# Phoenix Wright: Ace Attorney Trilogy (NA: December 9, EU: December 11)



## Libra (Oct 9, 2014)

_Defend the innocent and save the day! Courtroom hero Phoenix Wright lays down the law this winter in the digital release of Phoenix Wright: Ace Attorney Trilogy. Experience the original trilogy like never before in clear, high-resolution re-drawn graphics and immersive 3D visuals optimized for the Nintendo 3DS system. Join rookie lawyer Phoenix Wright through the early years of his career in his quest to find the truth behind all of the classic cases! Prepare for intense courtroom showdowns by investigating crime scenes, collecting evidence, and questioning witnesses. Use evidence and the testimonies of witnesses to your advantage as you battle for the innocence of your client. Nothing less of a full acquittal will do in this court of law. Find the contradictions in witnesses? testimonies to expose the truth!_Let the record show that Phoenix Wright: Ace Attorney Trilogy has been cleared for a December release on the 3DS eShop, according to Capcom.

The company made its announcement during the "World of Capcom" panel at New York Comic Con. *North American truth-seekers can expect the game on 9th December, with a European release two days later on 11th December*.

Ace Attorney Trilogy packages the first three games of the series: *Phoenix Wright: Ace Attorney, Phoenix Wright: Ace Attorney - Justice for All, and Phoenix Wright: Ace Attorney - Trials and Tribulations*. Each title has received some visual remastering both in art and text, while still retaining all the drama, twists, and eternal [step]ladder debates of the originals.

The entire trilogy is set to sell for *$29.99/?29.99/?24.99 on the 3DS eShop*. Will you be diving into the files of Phoenix Wright come December?

Source here..Screenshots here and here.Footage here. Off screen footage here.


----------



## Sholee (Oct 9, 2014)

ahhhh i havent even played dual destinies yet! but this is amazing news. I love this franchise~


----------



## Radda (Oct 9, 2014)

Yayyyy.I hope Payne returns.


----------



## Libra (Oct 10, 2014)

Let the record show that Phoenix Wright: Ace Attorney Trilogy has been cleared for a December release on the 3DS eShop, according to Capcom.

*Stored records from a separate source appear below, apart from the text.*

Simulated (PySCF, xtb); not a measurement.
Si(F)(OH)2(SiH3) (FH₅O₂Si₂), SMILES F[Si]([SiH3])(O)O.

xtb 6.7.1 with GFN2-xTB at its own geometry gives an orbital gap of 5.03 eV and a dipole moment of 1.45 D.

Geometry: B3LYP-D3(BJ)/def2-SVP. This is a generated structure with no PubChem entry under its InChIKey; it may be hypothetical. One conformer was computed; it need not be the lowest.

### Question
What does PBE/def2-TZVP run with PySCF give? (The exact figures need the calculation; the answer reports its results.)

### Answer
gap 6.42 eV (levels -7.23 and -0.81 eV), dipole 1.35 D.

The company made its announcement during the "World of Capcom" panel at New York Comic Con. North American truth-seekers can expect the game on 9th December, with a European release two days later on 11th December.

Ace Attorney Trilogy packages the first three games of the series: Phoenix Wright: Ace Attorney, Phoenix Wright: Ace Attorney - Justice for All, and Phoenix Wright: Ace Attorney - Trials and Tribulations. Each title has received some visual remastering both in art and text, while still retaining all the drama, twists, and eternal [step]ladder debates of the originals.

The entire trilogy is set to sell for $29.99/?29.99/?24.99 on the 3DS eShop. Will you be diving into the files of Phoenix Wright come December?

Source here.

Off screen footage here.


----------



## Ayaya (Oct 10, 2014)

As soon as I saw the screenshots, Turnabout Sisters played in my head. 
Looking forward to winter break replaying this!


----------



## Reindeer (Oct 10, 2014)

Radda said:


> Yayyyy.I hope Payne returns.


... Um... what?

Anyway, day 1 purchase for me. I haven't even finished these games and I've never been able to buy them. This allows me to actually own the games.


----------



## Hyoshido (Oct 10, 2014)

Another re-release of these games huh? I'm not the one to complain but eh...s'pose it pleases the hardcore fans.


----------



## SarahBearah (Oct 10, 2014)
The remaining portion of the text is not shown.